The reaction to Mohamed doesn’t fit either scenario.
Kids swarmed around the officer, bouncing up and down as they took turns throwing high-fives and riddling him with questions. Mohamed smiled, got the kids focused again, and within a couple of minutes they were back on the field playing soccer. Mohamed joined them, blocking shots and giving pointers.
Ali didn’t mind losing the spotlight for a while. The young coach likes officer Mohamed, too. They talk a lot and they’re working together with other volunteers to start a neighborhood sports program this summer. The plan is to have kids from all over Mankato travel around to challenge other neighborhoods to a soccer match or other competition.
“He’s actually pretty cool,” Ali said as he watched the mayhem. “He’s doing good things for us and we like having a police officer we know.”
The fun doesn’t last long.
Mohamed has priorities and his police radio reminded him of that a short time after he arrived. He quickly told the kids about emails being sent to their parents about the summer sports program, passed around some quick goodbyes and got back into his squad to hustle off to a call.
He’s as busy as any other officer in Mankato, spending much of his time responding to service calls for neighbor disputes, auto crashes, theft reports, drug complaints and more serious crimes involving weapons and violence. When there’s time for community policing, he’s been assigned to the Somali community. That includes the Hilltop Lane neighborhood, where there is a large population of Somali renters, and a few grocery stores around town.
Being a police officer is something Mohamed has always dreamed about. That dream started as a child in Somalia and continued after he became a refugee in Egypt. When he moved to the U.S. as a college freshman, settling with his family in Hopkins, he believed his chances of ever working in law enforcement were over. He didn’t realize it was a job someone in this country could have without being born and raised here.
Mohamed described a childhood that wasn’t easy. Even after his family left Somalia to live in Egypt, he had to go to work at a young age because his family needed the income. He worked a variety of jobs, including a few in groceries where he stocked shelves and did other menial jobs.
“When I was little, I worked hard,” he said. “I got home from school and I went to work. Things were different there. You worked all day for $5 and there were no age limits to have a job.”

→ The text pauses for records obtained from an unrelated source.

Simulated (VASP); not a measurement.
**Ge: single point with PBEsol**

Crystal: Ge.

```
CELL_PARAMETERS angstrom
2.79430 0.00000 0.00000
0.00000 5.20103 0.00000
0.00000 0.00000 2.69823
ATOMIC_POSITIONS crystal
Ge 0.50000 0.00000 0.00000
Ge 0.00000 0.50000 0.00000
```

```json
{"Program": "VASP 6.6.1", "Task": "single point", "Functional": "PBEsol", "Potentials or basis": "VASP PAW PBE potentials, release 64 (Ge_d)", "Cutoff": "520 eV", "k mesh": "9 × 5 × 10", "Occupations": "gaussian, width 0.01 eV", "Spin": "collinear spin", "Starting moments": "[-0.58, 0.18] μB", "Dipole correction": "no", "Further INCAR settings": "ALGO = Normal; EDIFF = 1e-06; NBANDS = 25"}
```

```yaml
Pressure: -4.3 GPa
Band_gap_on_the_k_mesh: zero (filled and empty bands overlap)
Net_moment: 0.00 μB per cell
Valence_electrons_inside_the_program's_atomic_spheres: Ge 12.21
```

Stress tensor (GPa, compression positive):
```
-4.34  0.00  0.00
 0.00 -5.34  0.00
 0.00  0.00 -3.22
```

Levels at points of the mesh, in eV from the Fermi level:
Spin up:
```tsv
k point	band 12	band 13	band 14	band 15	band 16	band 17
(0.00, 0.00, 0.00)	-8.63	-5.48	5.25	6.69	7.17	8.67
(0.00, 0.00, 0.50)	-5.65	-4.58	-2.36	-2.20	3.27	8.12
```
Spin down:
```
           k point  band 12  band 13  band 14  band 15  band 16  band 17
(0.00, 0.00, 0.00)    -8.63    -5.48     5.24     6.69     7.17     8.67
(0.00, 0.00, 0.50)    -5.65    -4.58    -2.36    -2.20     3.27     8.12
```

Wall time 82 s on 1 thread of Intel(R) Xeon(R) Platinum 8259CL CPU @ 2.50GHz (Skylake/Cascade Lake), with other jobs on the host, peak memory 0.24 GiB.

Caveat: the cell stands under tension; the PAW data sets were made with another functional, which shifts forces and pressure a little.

That work ethic helped him achieve a goal of receiving a college degree, even after he was told he would have to return to high school in Hopkins to meet the requirements for a higher education. Mohamed originally planned to go into business but decided to pursue his childhood dream again after meeting a Somali police officer in the Twin Cities.
“He told me all you need is citizenship, a college degree and you have to love the job,” Mohamed said.
There were opportunities in the Twin Cities area after he graduated, but Mohamed decided to accept a job in Mankato instead. He’s relatively new to the force and the first Somali-born officer to serve with the Department of Public Safety.
The department has a philosophy of community policing, something Mohamed has embraced while starting his new career. He quickly became well known within Mankato’s Somali community and has been building bridges in places that had been difficult for officers in the past.
The department has had a strong relationship with the Somali community for a while, but Mohamed has added a new dimension, said Todd Miller, public safety director.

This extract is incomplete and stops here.